The program includes Berlioz’s overture “Le carnaval romain” (“Roman Carnival Overture”), Ravel’s “Piano Concerto in G Major” and Saint-Saens’ “Symphony No. 3” (“Organ Symphony”).
French organ player Christophe Henry, a tenure player of the Grand Organ of Notre Dame de Versailles, will perform Saint-Saens’ symphony, and Chinese pianist Chen Sa will interpret Ravel’s piano concerto.
The French orchestra was founded in 1937 and renovated in the mid-1970s in response to Pierre Boulez’s critiques of rigid traditional symphonic formations. It features a wide range of repertoire from classical to contemporary.
Conductor Chung has visited Shanghai several times in the past. His recent visits include conducting the Royal Concertgebouw Orchestra from the Netherlands in 2012 and Shanghai Symphony Orchestra in 2011.
The conductor
Chung is recognized as one of the three leading conductors in Asia together with Ozawa Seiji from Japan and Zubin Mehta from India. He has conducted virtually all the world’s leading orchestras like Berlin and Vienna Philharmonics, Chicago Symphony Orchestra, Metropolitan Opera, New York Philharmonic and Philadelphia Orchestra.
Born in Seoul shortly before the outbreak of the Korean War, the 62-year-old started his musical career as a pianist, though he was also trained on the violin and kettledrums. He made his debut with Seoul Philharmonic Orchestra at the age of seven. In 1974, he was the joint second prize winner at the Tchaikovsky Piano Competition in Moscow.
“I was immersed in classical music even before I was born,” Chung said in an earlier interview. “For me, it was a natural language before it became a profession.”
Chung studied conducting at Mannes College of Music and the Juilliard School, then became an associate conductor at the Los Angeles Philharmonic in 1981. He has been music director of Radio France Philharmonic Orchestra since 2000. Prior to this appointment, Chung was music director of the Saarbrucken Radio Symphony Orchestra from 1984 to 1990.
In 1991, Chung was named “Artist of the Year” by the Association of French Theatres and Music Critics. In 2011, the French government named him “Commander, Order of Arts and Letters.”
Chung came from a musical family, he has two sisters who are also musicians: violinist Kyung-Wha Chung and cellist Myung-Wha Chung.
The award-winning conductor also has a passion for food and cooking. “Along with music, cooking is one of my passions and I love spending long hours over a hot stove preparing dishes,” he said in an interview with france.fr, the official website of France.

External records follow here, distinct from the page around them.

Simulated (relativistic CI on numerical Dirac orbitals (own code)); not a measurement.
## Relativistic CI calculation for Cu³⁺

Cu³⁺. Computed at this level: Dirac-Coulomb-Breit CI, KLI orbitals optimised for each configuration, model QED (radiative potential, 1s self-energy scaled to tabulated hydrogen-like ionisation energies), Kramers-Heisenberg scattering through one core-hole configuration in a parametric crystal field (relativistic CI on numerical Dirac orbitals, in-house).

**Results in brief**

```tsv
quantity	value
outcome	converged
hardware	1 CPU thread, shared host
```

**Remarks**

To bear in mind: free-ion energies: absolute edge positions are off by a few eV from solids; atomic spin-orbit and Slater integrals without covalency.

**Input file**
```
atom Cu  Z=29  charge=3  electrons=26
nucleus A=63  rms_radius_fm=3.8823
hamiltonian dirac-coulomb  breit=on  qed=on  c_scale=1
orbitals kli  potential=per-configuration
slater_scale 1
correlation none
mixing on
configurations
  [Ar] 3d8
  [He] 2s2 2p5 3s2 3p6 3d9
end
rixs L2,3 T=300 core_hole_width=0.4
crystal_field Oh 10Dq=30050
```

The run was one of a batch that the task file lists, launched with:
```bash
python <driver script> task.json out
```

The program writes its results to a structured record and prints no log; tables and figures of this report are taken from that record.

Deeply sensitive to humanitarian and ecological problems of our age, Chung has devoted an important part of his life to these causes, according to the website of the Saint Petersburg Philharmonic in Russia. “He served as Ambassador for the Drug Control Program at the United Nations; in 1995, he was named Man of the Year by UNESCO and in 1996, he received the Kumkuan, the highest cultural award of the (South) Korean government for his contribution to Korean musical life.”
Chung also has served as honorary cultural ambassador for South Korea, the first in the Korean government’s history. In 2008, he became the first conductor to be named as Goodwill Ambassador for the United Nations Children’s Fund.
All-French program
On this visit to Shanghai, Chung is bringing an all-French program to the Shanghai audience.
“Le carnaval romain” was composed by Berlioz (1803-1869) in 1843. The romantic-era composer created this overture for concert performance, featuring themes from his opera “Benvenuto Cellini.”
Saint-Saens is well known among Chinese audience especially for his composition “The Carnival of the Animals.” In 1886 he completed the “Symphony No. 3,” which is special because it uses organ and often known as the “Organ Symphony.”
While Berlioz and Saint-Saens were romantic composers, Ravel was more of an impressionist. His “Piano Concerto in G Major,” finished in 1931, was deeply influenced by jazz.
The composer himself once said that the opening theme came to him on a train between Oxford and London, and that “the most captivating part of jazz is its rich and diverting rhythm ... Jazz is a very rich and vital source of inspiration for modern composers and I am astonished that so few Americans are influenced by it.”
What the reviewers say
Chung has been an exclusive recording artist for Deutsche Grammophon since 1990, and nine recordings have been released under the label.
In 2011, a program featuring Debussy and Ravel’s works was recorded live with Seoul Philharmonic Orchestra, and Blair Sanderson of allmusic.com said Chung “has shown a remarkable affinity for French music since his recordings in the 1990s of music by Olivier Messiaen.”
Philip Clark of Gramophone magazine in London was more criticals regarding Chung’s recording of works by Messiaen with Radio France Philharmonic Orchestra, released in 2008. Clark said that “having just listened to Chung’s account of the ‘Turangalila-Symphonie’ for a Gramophone Collection, his idiosyncratic approach to Messiaen continues to baffle me. His ‘Turangalila’ is perfumed and standoffish, and this is another disc of soft-focus, overly precious Messiaen.”
In November 2011, Chung conducted the Boston Symphony Orchestra featuring Weber’s “Overture to Der Freischutz,” Barber’s piano concerto and Tchaikovsky’s Symphony No. 6 “Pathetique.” Music critic Charles Warren of The Berkshire Review said that Chung “conjured a wonderful rich, bleak sound from the strings, beginning low and dark, and had them achieve marvelous layering and rise to great, never coarse, intensity as the piece progressed.”
Date: September 22, 7:30pm
Venue: Shanghai Oriental Art Center
Address: 425 Dingxiang Rd, Pudong
Tickets: 280-880 yuan
Tel: 6854-1234, 5292-0164 (for inquiry)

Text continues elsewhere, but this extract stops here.